5 Tips on Building Entrepreneurship Skills in Teens

Mark Zuckerberg, Matt Mullenweg, Mike Kittredge, Michael Dell, Fred DeLuca… You’ve likely heard these names before. Zuckerberg, the guy who went from building a messaging program for his father’s dental practice to changing the way the entire world communicates forever. Mike Kittredge melted some crayons in his parents’ garage one day to make a Christmas gift for his mother and eventually ended up at the helm of a $500 million-worth candle company. Oh, and Fred DeLuca? He was kind of strapped for cash. And, what better way to get some than starting what would become a billion-dollar fast-food business, right? The best part? Not one of these guys even reached the legal drinking age at the time. Now, are we saying that building entrepreneurship skills in teens will make your kid into one of the world’s wealthiest? Not necessarily! It will, however, help them lead a more successful life.

They’ll thank you later!

Why does building entrepreneurship skills in teens make sense?

Gone are days when school was the shortest bridge between the haves and the have-nots. Education today is in crisis. It hasn’t kept pace with the times, and its age is starting to show in the massive misalignment between 21st-century student needs and the mysterious jobs of tomorrow. Namely, instead of encouraging natural curiosity and high-order thinking in young minds, the traditional teaching model has even been shown to stifle ingenuity, along with any chances for securing a job right out of college. That’s why developing a solid entrepreneurial mindset early on makes more sense than you know.

It’s not because of the potential to help one become wealthy and successful. But rather because it gives your children an edge, mental tools for growth, that go-getter attitude, and the confidence to move past their comfort zones. It sets their path to a bright future and fulfilling personal lives. As such, these entrepreneurship skills have actually become life skills, rather than a set of aids you need to run a successful business.

#1 Cultivate their creativity and curiosity

Merriam Webster defines divergent thinking as “creative thinking that may follow many lines of thought and tends to generate new and original solutions to problems”. Decades of research have shown that promoting divergent thinking in early life leads to improved creativity and innovation, which correlates with entrepreneurial potential.
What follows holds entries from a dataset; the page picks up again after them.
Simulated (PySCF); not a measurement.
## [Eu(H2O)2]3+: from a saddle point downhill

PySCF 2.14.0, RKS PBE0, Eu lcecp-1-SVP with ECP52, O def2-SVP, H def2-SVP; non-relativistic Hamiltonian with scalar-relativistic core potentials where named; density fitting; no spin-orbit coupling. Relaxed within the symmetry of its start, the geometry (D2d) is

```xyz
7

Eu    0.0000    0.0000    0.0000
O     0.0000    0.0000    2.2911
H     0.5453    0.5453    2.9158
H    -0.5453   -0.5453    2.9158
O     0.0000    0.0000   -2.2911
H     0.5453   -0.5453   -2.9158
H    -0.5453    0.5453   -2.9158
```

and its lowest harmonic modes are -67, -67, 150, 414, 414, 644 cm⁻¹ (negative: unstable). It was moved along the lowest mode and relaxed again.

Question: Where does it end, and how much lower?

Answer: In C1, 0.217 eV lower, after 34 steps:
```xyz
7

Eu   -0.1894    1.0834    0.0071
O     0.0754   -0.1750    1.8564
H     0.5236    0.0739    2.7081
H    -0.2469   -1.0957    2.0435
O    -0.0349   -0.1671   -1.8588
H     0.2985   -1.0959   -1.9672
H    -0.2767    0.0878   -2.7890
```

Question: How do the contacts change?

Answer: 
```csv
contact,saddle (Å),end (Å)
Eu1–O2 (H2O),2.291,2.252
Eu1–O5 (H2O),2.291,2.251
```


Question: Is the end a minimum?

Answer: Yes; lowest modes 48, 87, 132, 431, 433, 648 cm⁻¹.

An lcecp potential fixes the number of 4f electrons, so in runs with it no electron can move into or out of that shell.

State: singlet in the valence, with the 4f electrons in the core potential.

However, it does not occur on its own. This should be practiced in their daily lives. For instance, say they see an issue somewhere or feel upset about something; ask your kids how they’d deal with it and make things better. Teach your kids to question, research, challenge ideas, seek solutions to problems, be curious and ask for further information. You can do this by opening informal discussions, presenting problem-solving scenarios, asking open-ended questions, sharing ideas, creating engaging learning experiences, etc. This allows their creativity and innovation to come to the forefront.

#2 Create a safe space for them to try and fail

Next, you need a safe, wholesome environment that salutes all of their ideas, encourages risk-taking, motivates them to challenge the existing state of affairs, and allows for failure. If they feel safe, teenagers are more likely to share their thoughts and ideas with you. They’re also more likely to turn off their autopilot mode, step out of their comfort zone and into a new challenge. In other words, they’re more likely to recognize their individuality and creativity and express themselves. More importantly, they’re not afraid to try and fail, which is one of the chief factors of personal growth and components in developing entrepreneurship skills while they’re still young.

#3 And while at it, actually let them fail from time to time

This one is crucial in building entrepreneurship skills in teens: sometimes, you have to let your kids make mistakes! Failure is a valuable learning opportunity, a lesson that teaches them resilience, agility, and tolerance for ambiguity.

One day, they may be building their own business from scratch. And when that time comes, they need to know how to handle that stress, as well as rejections, burnouts, lack of focus, and any other setbacks. It’s essential for building character and confidence that will pave your kids’ road for winning their future battles. This, however, requires that parents stop swooping in to rescue their children from failure all the time. Although well-intentioned, parents actually do their kids a disservice by saving them whenever they see a risk of failure. But if they never experience what it’s like to fail, kids miss out on the chance to learn and improve for the future. What’s more, risk-taking starts to feel scary to them, so they are less likely to have the confidence to take on new challenges and face their problems head-on.

Why not give them the benefit of the doubt and trust that they can depend on themselves in challenging situations instead? Let them forget their homework assignment on the kitchen table or their gym uniform in a bag by the door. Even better, provide them with situations where they can make their own decisions. For instance, let them help in decorating their rooms. This is their chance to adjust their space to their age, style, and personality, and your opportunity to show them that you trust them in their decision-making and respect their opinions and decisions.

#4 Teach your teens financial literacy

While on the subject of failures, schools failed at teaching us about financial literacy. Finance management is important. And, we’re not talking only business-wise. Sure, it’s something that can make or break a business. If you aren’t handling your company resources the right way and prudently evaluating your investments compared to ROI, you’re pretty much writing your own recipe for disaster. But even if they don’t plan on starting their own business, being financially literate will help them a lot in their lifetime. For instance, they’ll know how to avoid getting into debt. And, if life happens, they’ll know how to get out of debt.

As a parent, you may feel a little bit underqualified here. But experts said you need no college degree in finance or any kind of special knowledge. Instead, financial literacy begins following some pretty basic lessons, such as teaching your kids:

●  The difference between their wants and their needs

●  That money is finite

●  The consequences of making a money mistake

●  The importance of delayed gratification

●  How credit works

●  That time helps money grow

●  How money works in the real world

#5 Finally, teach them time management

In today’s busy and fast-paced world, mastering time-management and organizational skills has become pretty much invaluable. Goal setting, prioritizing, defining milestones, plan formulation, roadblocks, anticipation, execution, and iteration all help people achieve what they want. However, none of it matters without proper task management, careful calculation, and time allocation methodology. That is how you really get the work done, and it’s one of the key milestones of building entrepreneurship skills in teens.